BOSTON — Thr plane from Chicago to Boston wasn't scheduled to leave until 5:45 p.m. But when the bus arrived early at O'Hare, I decided to catch the 4:45 flight. A reservation agent had said earlier that there should be "no problem" going standby.
The gate agent didn't agree. She pointed out that this was a "time-specific" fare, requiring a $70 payment for standby.
Time-specific? Seventy dollars for same-day standby, which has traditionally been free? During many trips on this route in recent months, including a standby flight or two, no one had ever used the phrase "time-specific."
But the gate agent held her ground. The couple seated next to me on the plane had also tried to stand by at 4:45, with the same result: Pay up or don't go.
These days a traveler sometimes needs a PhD - Passenger Hardiness Degree - to navigate the shoals of carriers' ever-changing rules and avoid being cast adrift in a sea of fine print at the bottom of their ads. Those three little words, "Some restrictions apply," can confuse even the savviest travelers.
As the gate agent explained, less-expensive, time-specific fares enable major carriers to compete with smaller rivals flying at the same time. In exchange for a cheaper ticket, a traveler must stay within what one reservation agent calls "certain little time windows" - such as between 6:45 and 8:15 a.m.
It's all part of a larger pricing system known as yield management, in which carriers change fares, up or down, on the basis of their anticipated demand for seats. Airlines make 200,000 pricing changes a day, according to ABC News. Even Amtrak now relies on fluid pricing.
Fair enough. Discounted tickets are a boon to millions of travelers who are able to plan ahead, stay over a weekend night, and conform to tight restrictions. By contrast, last-minute business travelers must pay increasingly exorbitant fares. But price is only half the equation for corporate success. Service still counts too.
Perhaps Arthur Martinez, chief executive of Sears, Roebuck, has the best philosophy. Acknowledging the need for improvements in his own company, he admits the need to "revisit and intensify the theme of our customer being the center of our universe."
That attitude is just as valid for the highly competitive airline industry, which at the moment is enjoying record levels of passenger traffic.
Standby, on a first-come, first-serve basis, has been one of the few remaining perks for passengers traveling on discounted tickets. It's an acknowledgment that people's schedules are unpredictable and that plans can change. It's a goodwill gesture, a way to satisfy a few customers when a plane would otherwise take off with empty seats.
Carriers are doing many things right. Some have even reinstated full meals on certain flights, a quiet acknowledgment that a half-ounce foil packet of peanuts doesn't count as a dinner entree. But at the very least, when it comes to ticketing, airlines need to do a better job of informing customers - and even their own agents - about rules. In random calls to two major airlines, asking about standby policies, I found contradictory explanations.

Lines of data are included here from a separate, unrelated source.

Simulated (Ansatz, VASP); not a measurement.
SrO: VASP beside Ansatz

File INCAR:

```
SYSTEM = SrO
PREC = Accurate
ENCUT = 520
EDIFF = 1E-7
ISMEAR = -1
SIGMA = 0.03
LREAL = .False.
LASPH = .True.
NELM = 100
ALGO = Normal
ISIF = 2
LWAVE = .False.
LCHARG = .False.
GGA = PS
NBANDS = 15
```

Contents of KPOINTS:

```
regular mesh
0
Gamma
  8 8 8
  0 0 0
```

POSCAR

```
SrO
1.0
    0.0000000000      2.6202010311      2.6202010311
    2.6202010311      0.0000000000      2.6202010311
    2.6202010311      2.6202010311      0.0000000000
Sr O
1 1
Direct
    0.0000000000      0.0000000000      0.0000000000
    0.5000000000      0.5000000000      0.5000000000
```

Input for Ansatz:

Easiest of all would be a less rigid approach: If a passenger stays within the rules on an outbound flight and wants to return on a same-day standby when seats are available, whatever the price of the ticket, an agent could simply smile, produce a new boarding pass, and say, "Welcome aboard."
After all, every satisfied passenger on the plane - right there at the center of an airline's universe - may be worth two potential customers far away.